[Dovecot] tags disappear in Thunderbird (OT: Maildir preference)

Ron Leach ronleach at tesco.net
Tue Sep 21 14:38:33 EEST 2010


Stan Hoeppner wrote:
> Daniel Luttermann put forth on 9/21/2010 5:02 AM:
> 
>> I would also use maildir for all mailboxes instead of mbox for
>> inbox...
> 
> Do you have technical justification for this recommendation, or is this
> merely "personal preference"?

Could I offer our reasoning for choosing Maildir?

I made the decision that we would use Maildir because I was worried 
about the effect of loss of a single file.  As I understood it, mbox 
stores all the messages in single file and, if the file was corrupted 
and couldn't be recovered for any reason, then we'd lost a whole lot 
of messages.  We back up to alternate machines, anyway, but backup 
systems fail to secure us when or if a file is deleted mistakenly, for 
example, and not quickly noticed, say.

We hold corporate emails dealing both with clients, and with statutory 
bodies.  In our country, there are legal obligations on corporate 
entities to interact with statutory authorities (tax, registration, 
etc) electronically, so loss of email messages may contribute to 
compliance defaults which can carry penalties.
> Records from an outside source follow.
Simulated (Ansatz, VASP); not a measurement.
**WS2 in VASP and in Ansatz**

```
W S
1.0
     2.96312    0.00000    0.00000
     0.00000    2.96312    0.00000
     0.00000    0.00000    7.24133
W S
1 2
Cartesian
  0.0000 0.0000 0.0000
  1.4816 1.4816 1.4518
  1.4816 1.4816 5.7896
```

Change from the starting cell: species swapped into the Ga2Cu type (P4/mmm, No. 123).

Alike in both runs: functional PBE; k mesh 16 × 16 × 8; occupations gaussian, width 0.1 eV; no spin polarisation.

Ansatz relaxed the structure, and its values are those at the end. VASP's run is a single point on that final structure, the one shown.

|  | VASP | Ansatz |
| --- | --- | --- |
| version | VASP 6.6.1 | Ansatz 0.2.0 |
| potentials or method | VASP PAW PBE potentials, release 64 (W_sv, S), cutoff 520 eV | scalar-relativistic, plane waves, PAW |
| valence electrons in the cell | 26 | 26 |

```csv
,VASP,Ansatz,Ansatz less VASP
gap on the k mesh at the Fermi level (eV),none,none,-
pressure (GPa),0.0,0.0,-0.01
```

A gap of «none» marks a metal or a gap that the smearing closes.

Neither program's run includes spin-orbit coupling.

We also had to convert our historic emails from a windows platform - 
this was maybe 2 or 3 years ago now.  The script, that we used, 
converted to Maildir slightly more competently - I think one date or 
other in the message was better converted, but I cannot quite 
remember, now.  I only remember that converting to Maildir was 
slightly easier or better than to mbox.

So our reasons are:

(1) Risk aversion - we simply do not want the hassle of losing many, 
many emails just through a file failure

(2) Easier conversion from other formats, in our case

Interested to hear others' reasoning.  Incidentally, even if we become 
sufficiently risk-accommodating to use V2.x, I would prefer to stay 
with Maildir because I don't really want to 'risk' 
transferring/recoding/reformatting all the email messages etc.  We 
need to avoid risks that are, simply, avoidable.